Inside 'the Moffatt memory bank': Tracey Moffatt's storytelling through art


As Australia marks the 50th anniversary of the Indigenous referendum, artist Tracey Moffatt reflects on her success that she puts down to hard work.

Tracey Moffatt is one of Australia's most successful artists, both nationally and internationally.

Her films have screened at Cannes Film Festival and she has exhibited work in New York and Paris and now her work in being showcased at the most significant art event in the world, the Venice Biennale.

The Brisbane-born artist is the first Indigenous person to have a solo exhibition showcased in the Australian pavilion at the Venice Biennale.

Her exhibition, titled My Horizon, is a culmination of 16 months of work and includes two new series of photographs and two videos.

Tracey Moffatt
Tracey Moffatt is the first Indigenous person to have a solo exhibition showcased in the Australian pavilion at the Venice Biennale.
SBS News

Moffatt says each work portrays the social issues of our time, including the plight of refugees and Indigenous rights, as seen through her eyes.

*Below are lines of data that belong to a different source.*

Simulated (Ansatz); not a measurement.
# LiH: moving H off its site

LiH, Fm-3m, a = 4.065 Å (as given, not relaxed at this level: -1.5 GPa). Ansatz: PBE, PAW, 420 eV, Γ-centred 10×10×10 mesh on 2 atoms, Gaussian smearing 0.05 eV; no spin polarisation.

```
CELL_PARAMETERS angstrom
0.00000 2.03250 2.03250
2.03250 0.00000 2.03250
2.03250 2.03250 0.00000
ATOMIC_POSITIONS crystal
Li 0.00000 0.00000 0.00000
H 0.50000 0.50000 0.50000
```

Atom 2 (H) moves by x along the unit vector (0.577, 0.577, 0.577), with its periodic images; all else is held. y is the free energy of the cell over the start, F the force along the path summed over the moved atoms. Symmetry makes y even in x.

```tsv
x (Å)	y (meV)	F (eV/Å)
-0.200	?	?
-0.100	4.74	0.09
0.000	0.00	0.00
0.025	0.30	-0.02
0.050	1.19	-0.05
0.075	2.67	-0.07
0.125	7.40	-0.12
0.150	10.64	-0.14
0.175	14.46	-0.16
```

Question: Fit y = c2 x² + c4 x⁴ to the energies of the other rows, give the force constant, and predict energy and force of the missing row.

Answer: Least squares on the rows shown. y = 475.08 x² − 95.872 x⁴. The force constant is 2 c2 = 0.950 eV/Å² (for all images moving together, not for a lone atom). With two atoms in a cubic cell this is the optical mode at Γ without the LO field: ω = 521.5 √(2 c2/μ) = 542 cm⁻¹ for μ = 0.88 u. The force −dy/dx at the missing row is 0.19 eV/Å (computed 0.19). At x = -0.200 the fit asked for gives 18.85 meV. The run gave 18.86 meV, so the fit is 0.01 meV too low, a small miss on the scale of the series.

“The story a Body Remembers is a little bit based on my family history," she said.

"My Aboriginal great-grandmother worked on a cattle property in outback Queensland she was a cook. Then my mother also worked as a domestic. 

“In the end inspiration comes out of my Moffatt brain, the Moffatt memory bank.”

Venice Biennale

Over the past 25 years, Moffatt has produced a cohesive body of work, holding around 100 solo exhibitions in Europe, the US and Australia.

She says she always draws on inspiration from her background as an Indigenous Australian.

“In traditional Aboriginal culture everyone was an artist, you know, no -one wasn't an artist, so I think my confidence since I was a kid in my play with backyard photography and so on, and my make believe and set up, confidence comes from that,” Moffatt said.

Tracey Moffatt's Bedevil
A scene from Tracey Moffatt's 'Bedevil'
SBS Movies

Curator Natalie King says Moffatt’s work is like no-one else’s in the world.

“She's a female artist, she's an Indigenous artist, she's a global artist and she in many ways takes the tempo of our times by looking at ideas of journeys, of displacement, of loss, of longing. I think her work is incredibly universal and open,” Ms King said.

Moffatt says each series devolves upon an unwritten narrative, a story implied, but never stated.

While the powerful expression in her work will always refer to her heritage, she says she never wants to be defined by race.